Unless you have avoided the news and markets completely, it’s hard to not hear discussions around sustainable investing. Also referred to as ESG investing, there has been an emergence in not only around how to live more sustainably but also how to invest. Over the past five years alone, ESG investment funds available has doubled. The way people think about sustainability is directly correlated to the way they invest. This is shown below in how sustainability funds within mutual funds/ETF’s have grown and are projected to grow.
Increased regulatory action and technological advances are two key factors in transitioning to a low-carbon economy. Each year companies that we rely on and use in our everyday life are joining the climate pledge to transition to cardon- neutral by 2040. The way in which investment firms are directing capital to companies best positioned for this shift has never been more important.

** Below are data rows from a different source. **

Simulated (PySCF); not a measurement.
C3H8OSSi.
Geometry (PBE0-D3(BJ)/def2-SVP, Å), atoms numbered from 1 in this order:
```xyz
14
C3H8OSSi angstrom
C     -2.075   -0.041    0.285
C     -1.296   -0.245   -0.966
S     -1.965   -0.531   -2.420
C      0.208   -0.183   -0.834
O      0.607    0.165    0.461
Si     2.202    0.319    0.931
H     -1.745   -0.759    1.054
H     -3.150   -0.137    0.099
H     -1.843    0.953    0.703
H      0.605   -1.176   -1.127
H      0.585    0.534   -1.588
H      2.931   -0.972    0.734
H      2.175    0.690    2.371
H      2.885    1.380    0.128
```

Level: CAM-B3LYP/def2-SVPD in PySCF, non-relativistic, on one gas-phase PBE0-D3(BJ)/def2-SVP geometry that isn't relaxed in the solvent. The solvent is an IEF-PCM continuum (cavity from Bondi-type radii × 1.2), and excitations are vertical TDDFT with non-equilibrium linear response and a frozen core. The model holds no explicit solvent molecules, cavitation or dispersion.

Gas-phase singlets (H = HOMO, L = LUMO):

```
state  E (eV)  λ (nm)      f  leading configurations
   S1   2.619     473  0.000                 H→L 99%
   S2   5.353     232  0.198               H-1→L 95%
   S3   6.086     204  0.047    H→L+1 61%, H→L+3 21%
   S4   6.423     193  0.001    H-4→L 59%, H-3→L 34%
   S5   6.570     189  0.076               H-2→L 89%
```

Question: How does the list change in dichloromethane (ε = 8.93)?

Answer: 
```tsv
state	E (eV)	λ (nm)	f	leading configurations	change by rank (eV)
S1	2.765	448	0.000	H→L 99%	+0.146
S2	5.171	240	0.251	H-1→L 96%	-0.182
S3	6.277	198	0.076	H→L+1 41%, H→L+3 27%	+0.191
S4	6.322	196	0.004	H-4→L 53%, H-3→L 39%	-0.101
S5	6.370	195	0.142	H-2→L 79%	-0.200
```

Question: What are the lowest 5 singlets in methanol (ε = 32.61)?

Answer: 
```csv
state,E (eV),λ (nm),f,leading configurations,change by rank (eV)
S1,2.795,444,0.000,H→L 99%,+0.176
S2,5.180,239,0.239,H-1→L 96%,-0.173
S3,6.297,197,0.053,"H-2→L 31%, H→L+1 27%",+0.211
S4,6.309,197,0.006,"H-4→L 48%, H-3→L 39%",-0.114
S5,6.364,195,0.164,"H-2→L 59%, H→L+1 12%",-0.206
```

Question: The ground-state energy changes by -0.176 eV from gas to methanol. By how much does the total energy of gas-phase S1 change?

The term “Clean Tech” has become increasingly ubiquitous. Aside from your neighbor telling you about their brand new Tesla, less known clean tech companies are found in a variety of different sectors that are having a profound effect on investment returns.
Investor sentiment is changing, and so is the way that investors are able to express their sustainability preferences. Sustainable funds hit record highs in 2020 and it seems they are well positioned to keep growing in popularity. In January of last year, Larry Fink CEO of Blackrock, wrote about climate risk as an investment risk. Since that time the adoption of sustainability focused mutual funds and ETF’s has nearly doubled. This year he wrote about opportunity of a net zero transition and the opportunity for both present and future companies to not only do what’s right, but get rewarded along the way.